World Resources 1996-97
(A joint publication by The World Resource Institute, The United
 Nations Environment Programme, The United Nations Development
 Programme, and the World Bank)
(Data edited by Dr. Róbinson Rojas)

3. Urban Impacts on Natural Resources

BOX3.1. Water: the Challenge for Mexico City

Mexico City's struggle to secure enough water is a good example of how urban growth can quickly outstrip the natural resources of a region and lead to environmental degradation. Sprawling over 3,773 square kilometers (1), the city is home to more than 15.6 million people (2). The city's location--in a high, naturally closed basin--uniquely challenges water provision. The absence of an adequate nearby surface water source means that the city must depend largely on the local groundwater source, or import water from several hundred kilometers away. However, the high elevation of the valley makes water importation an expensive alternative (3). In addition, continued urban growth and poor system financing have limited the government's ability to expand service coverage, repair leaks, and provide wastewater treatment (4).

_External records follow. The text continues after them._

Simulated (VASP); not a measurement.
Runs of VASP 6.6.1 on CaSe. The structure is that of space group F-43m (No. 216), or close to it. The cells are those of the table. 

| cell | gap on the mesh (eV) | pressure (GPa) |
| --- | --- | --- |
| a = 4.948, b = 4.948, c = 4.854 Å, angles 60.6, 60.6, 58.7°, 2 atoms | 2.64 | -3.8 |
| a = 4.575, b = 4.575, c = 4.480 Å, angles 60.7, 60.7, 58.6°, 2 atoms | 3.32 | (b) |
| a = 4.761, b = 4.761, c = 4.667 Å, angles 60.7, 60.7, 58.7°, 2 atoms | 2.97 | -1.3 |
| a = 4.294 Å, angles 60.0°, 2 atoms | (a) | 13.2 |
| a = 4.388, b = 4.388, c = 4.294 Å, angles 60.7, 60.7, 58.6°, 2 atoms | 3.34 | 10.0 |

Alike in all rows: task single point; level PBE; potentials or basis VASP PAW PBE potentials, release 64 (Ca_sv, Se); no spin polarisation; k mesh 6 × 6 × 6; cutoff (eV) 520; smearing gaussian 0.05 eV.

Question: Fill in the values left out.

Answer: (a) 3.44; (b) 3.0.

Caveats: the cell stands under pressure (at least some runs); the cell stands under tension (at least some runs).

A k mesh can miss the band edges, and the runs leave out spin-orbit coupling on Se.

The largest problem, however, is the depletion of Mexico City's aquifer. Today, almost 72 percent of the city's water supply comes from the aquifer that underlies the metropolitan area (5). The groundwater level is sinking by about 1 meter each year (6) (7). Although overdrafting of the aquifer has been occurring at least since the early 1900s, the problem has intensified recently. From 1986 to 1992, the water level of the aquifer showed a net lowering of 6 to 10 meters in the heavily pumped zones (8).

Because of this overextraction, Mexico City is suffering from severe land subsidence. (See Figure 1.) In part, the city's location is to blame, because the clay soils in the region are especially susceptible to dewatering and compaction (9). Over the past 100 years, the central area of the Mexico City Metropolitan Area (MCMA) has fallen by an average of 7.5 meters. Neighborhood children mark their height on well casings to see whether they are growing faster than the ground is sinking (10). The result has been extensive damage to the city's infrastructure, including building foundations and the sewer system (11). The city is also especially vulnerable to flooding. In 1900, the bottom of Texcoco Lake was 3 meters lower than the average level of the city center. By 1974, the lake bottom was 2 meters higher than the city (12). Expensive drainage channels have been built, but flooding remains a problem during heavy rainfall (13).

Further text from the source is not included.